Join us for a walking tour of New Orleans’ most historic neighborhood, the French Quarter. See the “Vieux Carré” through the eyes of the Louisiana Creoles who originally called it home. Over the centuries, many people from different parts of the world have come to call Louisiana home. The interactions between West Africans, Native Americans and Europeans gave birth to the culture we celebrate today. We call that culture “creole.” Creole refers to colonial Louisianians and their descendants. Our tour focuses on how Louisiana Creoles lived en ville (in New Orleans). Learn the history of the most emblematic neighborhood of one of the United States’ most iconic cities. (More information on Louisiana Creoles below.)
This tour is for everyone who wants to hear the story of how Louisiana, unique among American states, came to be. Here is a clip of Tours by Marguerite's Lawson Ota explaining the cultural and historical ties between Louisiana and Haiti. (Interview conducted by French/German television channel, Arte.)
This tour includes:
A guided tour: You will be guided by a knowledgeable tour guide full of anecdotes and little-known facts about the French Quarter and New Orleans, stopping along the way to recount tales from Louisiana's past. Your guide will also be more than happy to answer any questions you may have about the history of this region, the city of New Orleans or the Creole and Cajun cultures of Louisiana.
19th Century Courtyard: This tour includes a visit to the courtyard of the Historic Hermann-Grima House. This courtyard includes the intact slave quarters and kitchen of the house, typical of the French Quarter in the 1800's. The Hermann-Grima House was built in 1831 when the sugarcane and cotton industries of Louisiana were at their zenith. This courtyard will certainly give you an idea of the wealth and power that elite Creole families enjoyed before the Civil War.
- This tour lasts 2 hours and usually begins at 9:30 am or 12 pm each day. Please see calendar above for exact times. Private tours and field trips can also be scheduled. (Call 504.517.4324 or email email@example.com)
- The cost $30 per adult and $18 per child (ages 7-17). This includes the fee to enter the Hermann-Grima House courtyard.
- The tour begins at Henriette Delille Square (behind Saint Louis Cathedral). The starting point information will be sent with confirmation of your reservation.
- A reservation must be made on this site, by phone at 504.517.4324 or by email at firstname.lastname@example.org.
When people think "Creole" they often think first of Free People of Color and their descendants many of whom still identify proudly as Creole today. The word Creole is used by many people to mean a great deal of things. There are Creole tomatoes and Creole cows. There is Creole ice-cream and Creole mustard. There is of course Creole architecture and a world-famous Creole cuisine. When one thinks of Creole one should think of old Louisiana. In fact, up until the 1950's the word Creole was widely used to describe people and things considered unique to Louisiana. New Orleans was known as "The Creole City." Louisiana was called "The Creole State." Our walking tour explores how various phenomena contributed to the relabeling of Louisiana's culture to make it more palatable to those who did not understand the complexities of the Creole world.

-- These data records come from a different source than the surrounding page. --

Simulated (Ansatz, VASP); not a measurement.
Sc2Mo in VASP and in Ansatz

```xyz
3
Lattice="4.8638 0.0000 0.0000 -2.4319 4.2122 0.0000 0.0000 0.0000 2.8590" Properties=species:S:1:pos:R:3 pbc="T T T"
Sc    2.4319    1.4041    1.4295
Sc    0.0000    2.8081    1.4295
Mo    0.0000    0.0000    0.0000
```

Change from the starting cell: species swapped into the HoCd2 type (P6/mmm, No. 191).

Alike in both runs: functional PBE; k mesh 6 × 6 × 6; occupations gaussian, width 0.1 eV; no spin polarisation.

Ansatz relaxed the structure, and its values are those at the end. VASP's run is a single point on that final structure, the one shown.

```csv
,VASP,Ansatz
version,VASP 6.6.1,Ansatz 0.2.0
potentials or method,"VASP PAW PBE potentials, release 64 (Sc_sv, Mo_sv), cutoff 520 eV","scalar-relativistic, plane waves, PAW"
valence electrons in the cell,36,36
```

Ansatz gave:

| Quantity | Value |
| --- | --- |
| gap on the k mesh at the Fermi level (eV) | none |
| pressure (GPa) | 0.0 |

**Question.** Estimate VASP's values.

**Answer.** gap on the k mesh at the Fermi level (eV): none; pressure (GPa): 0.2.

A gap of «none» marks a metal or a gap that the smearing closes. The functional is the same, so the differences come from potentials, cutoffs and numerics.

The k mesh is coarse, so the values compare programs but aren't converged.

Common threads that traditionally link the diverse group of people who identify as Creole are the Catholic faith and the French and Creole* languages. The great author and philologist Alfred Mercier went so far as to say, "the day that French ceases to be spoken in Louisiana... there will be no more Creoles." Tours by Marguerite is doing its part in the fight to keep Louisiana French alive by offering daily tours in French.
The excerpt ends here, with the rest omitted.